Invalid characters in the recording title


#1

I’m having a problem with a Title tag in this recording. The title is “Južanský typ”, but Picard places two additional bytes (0xC2 and 0x9E) between the “u” and the “ž” characters. The two bytes are Unicode Character ‘PRIVACY MESSAGE’ (U+009E) in the UTF-8 encoding. I’ve tried fetching the recording’s XML and it seems to be fine, so I guess this is a Picard bug…


#2

I can’t reproduce this, but can you give more details? Where exactly does it add these bytes, in the file names or the tags? In case of tags, what file format is it?
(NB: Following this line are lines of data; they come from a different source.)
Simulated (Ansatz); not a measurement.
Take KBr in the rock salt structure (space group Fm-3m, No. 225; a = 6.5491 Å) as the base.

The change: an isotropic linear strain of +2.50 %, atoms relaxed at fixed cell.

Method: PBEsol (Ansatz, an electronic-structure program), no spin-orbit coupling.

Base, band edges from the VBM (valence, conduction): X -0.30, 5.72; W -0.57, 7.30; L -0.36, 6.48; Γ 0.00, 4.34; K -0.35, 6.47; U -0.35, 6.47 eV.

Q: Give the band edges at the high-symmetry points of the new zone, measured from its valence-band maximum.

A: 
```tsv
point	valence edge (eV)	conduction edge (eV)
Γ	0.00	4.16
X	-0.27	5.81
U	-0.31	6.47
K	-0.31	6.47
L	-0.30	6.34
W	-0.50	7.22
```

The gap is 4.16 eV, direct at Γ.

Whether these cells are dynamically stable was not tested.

What plugins and scripts do you have enabled?


#3

I’m on Linux, Picard 2.1.2, Python 3.7.2. No plugins, no scripts.
The bytes are both in the tags and in the file name. The file format is MP3, I’ve also tried FLAC and it is the same. I’ve uploaded the output of mutagen-inspect here, can’t paste it here directly because the nonprintable bytes would vanish, but they are present in the file.
In the attached picture you can see the problem is the second “ž” character with a different font. It is not supposed to be there.


#4

It’s not Picard inserting 0xc3 0x9e, they existed in the database and were returned by the web service. I have removed them in https://musicbrainz.org/edit/59857500.


#5

This explain while in between me testing this with the entire release in Picard and then trying to fix it in the database I suddenly could no longer reproduce it :slight_smile:

But yes, the issue existed in the track listing. With the entire album I could reproduce it, previously I had only tested with the recording


#6

Thank you both, that solved the problem. I don’t know how did it get there, but I hope there are some checks implemented over what Unicode characters can and can’t be inserted into the database. :slightly_smiling_face:


#7

It’s rather odd that nikki_bot fixed the issue on the recording, but not on the medium. I wonder how many similar cases remained in the database…